You don’t need a $100K budget to work with humanoid robots. The open-source community has produced remarkable projects ranging from affordable full builds to sophisticated software frameworks. Here are seven worth your time.
Hardware Projects
1. InMoov — The Original Open-Source Humanoid
What: Full-size humanoid robot, 3D-printable Cost: ~$1,500-3,000 in parts License: CC-BY-NC
The granddaddy of open-source humanoids. InMoov has been around since 2012 and has the largest community of any open-source humanoid project. Every part is 3D-printable, and the build documentation is extensive.
Best for: Makers and educators who want a full-size humanoid without industrial-grade requirements. The community forum has thousands of builders sharing modifications and solutions.
Limitation: Not designed for autonomous operation or AI-driven control. Primarily a teleoperated/scripted platform.
2. Stompy by K-Scale Labs
What: Open-source bipedal humanoid designed for AI research Cost: ~$10,000-15,000 in parts License: MIT
A serious research platform. Stompy is designed from the ground up for VLA model deployment and reinforcement learning. Includes custom actuators, integrated compute (Jetson Orin), and a full simulation model in MuJoCo.
Best for: Research labs wanting a lower-cost alternative to Unitree G1 with full hardware customization. The simulation model means you can start software development before building the hardware.
3. Koch v1.1 — Open-Source Robot Arm
What: Low-cost 6-DOF robot arm for manipulation research Cost: ~$500 in parts License: Apache 2.0
Not a humanoid, but essential for manipulation research. Koch is the standard open-source arm used with LeRobot for data collection and policy deployment. If you’re starting in robot learning, this is the most accessible hardware entry point.

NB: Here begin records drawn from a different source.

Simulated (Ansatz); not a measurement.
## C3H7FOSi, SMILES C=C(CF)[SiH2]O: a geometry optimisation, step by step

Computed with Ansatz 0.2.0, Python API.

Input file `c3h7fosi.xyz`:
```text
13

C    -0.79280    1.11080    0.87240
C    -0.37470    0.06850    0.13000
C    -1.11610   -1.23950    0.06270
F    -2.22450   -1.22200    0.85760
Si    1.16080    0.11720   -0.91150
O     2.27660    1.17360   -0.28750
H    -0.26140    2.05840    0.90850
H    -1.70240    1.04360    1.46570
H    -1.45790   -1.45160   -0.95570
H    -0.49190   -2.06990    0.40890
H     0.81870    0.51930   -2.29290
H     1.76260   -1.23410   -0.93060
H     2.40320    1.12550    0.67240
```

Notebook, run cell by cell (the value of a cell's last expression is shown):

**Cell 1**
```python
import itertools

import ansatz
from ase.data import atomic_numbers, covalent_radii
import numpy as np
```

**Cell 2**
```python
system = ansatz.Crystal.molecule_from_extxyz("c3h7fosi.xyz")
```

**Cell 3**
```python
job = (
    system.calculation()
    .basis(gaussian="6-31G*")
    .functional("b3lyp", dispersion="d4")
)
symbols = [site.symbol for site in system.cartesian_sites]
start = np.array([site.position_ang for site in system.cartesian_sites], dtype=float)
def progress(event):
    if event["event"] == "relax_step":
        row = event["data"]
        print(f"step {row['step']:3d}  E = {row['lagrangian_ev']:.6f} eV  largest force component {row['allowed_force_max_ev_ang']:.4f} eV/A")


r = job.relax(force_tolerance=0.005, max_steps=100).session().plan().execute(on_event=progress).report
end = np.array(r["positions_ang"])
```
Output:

Best for: Anyone starting in robot manipulation. Build one in a weekend, start collecting demonstration data by Monday.
Software Projects
4. LeRobot (Hugging Face)
What: End-to-end robot learning framework License: Apache 2.0 GitHub Stars: 15K+
Already covered in our tutorial, but it deserves a spot on this list. LeRobot is the most important open-source project in robot learning right now. Data collection, policy training, model sharing — all in one framework.
Contribute: The project actively welcomes contributions. High-impact areas include new policy architectures, hardware driver support, and benchmark tasks.
5. OpenVLA
What: Open-source Vision-Language-Action foundation model License: MIT Models available: 7B, 3B, 1B variants
The community’s answer to proprietary VLA models like GR00T and pi0. Trained on the Open X-Embodiment dataset, OpenVLA provides pre-trained weights, training code, and fine-tuning scripts.
Contribute: Data quality improvement (the OXE dataset has inconsistencies), new model architectures, and benchmark evaluations are all active areas.
6. MuJoCo Menagerie
What: Collection of high-quality robot simulation models License: Apache 2.0
A curated set of robot models for MuJoCo, including humanoid robots (Unitree G1, H1), robot arms (UR5, Franka), and hands (Shadow, Allegro). These models are research-grade — accurate dynamics, proper collision geometry, and calibrated actuator models.
Best for: Anyone doing simulation-based robot learning. Instead of building your own robot model (error-prone and time-consuming), start with a validated model from the Menagerie.
7. Isaac Lab
What: GPU-accelerated robot learning framework License: BSD-3 By: NVIDIA
The open-source layer on top of Isaac Sim. Provides pre-built RL training environments, domain randomization pipelines, and integration with popular RL libraries. While Isaac Sim itself requires an NVIDIA GPU, Isaac Lab’s abstractions make it the most productive environment for large-scale robot policy training.
Contribute: Custom environments, new task definitions, and reward function engineering. The framework is designed for extensibility.
How to Choose
| If you want to… | Start with |
|---|---|
| Build a physical robot | InMoov (fun) or Koch (research) |
| Train robot AI policies | LeRobot + MuJoCo Menagerie |
| Work on VLA models | OpenVLA |
| Train at scale | Isaac Lab |
| Do everything | Koch + LeRobot + MuJoCo → Isaac Lab for scaling |
Contributing to Open-Source Robotics
The embodied AI open-source community is smaller and more impactful per contributor than web/mobile open source. High-value contributions:
- Bug reports with reproduction steps — Especially for sim-to-real discrepancies
- New simulation environments — Task diversity is a bottleneck
- Documentation and tutorials — The field grows faster when onboarding is easier
- Benchmark results — Reproducible comparisons across methods
- Hardware driver support — Making LeRobot work with new robot platforms
Every major robotics company monitors these open-source projects. Contributing is also one of the best ways to get hired in the field.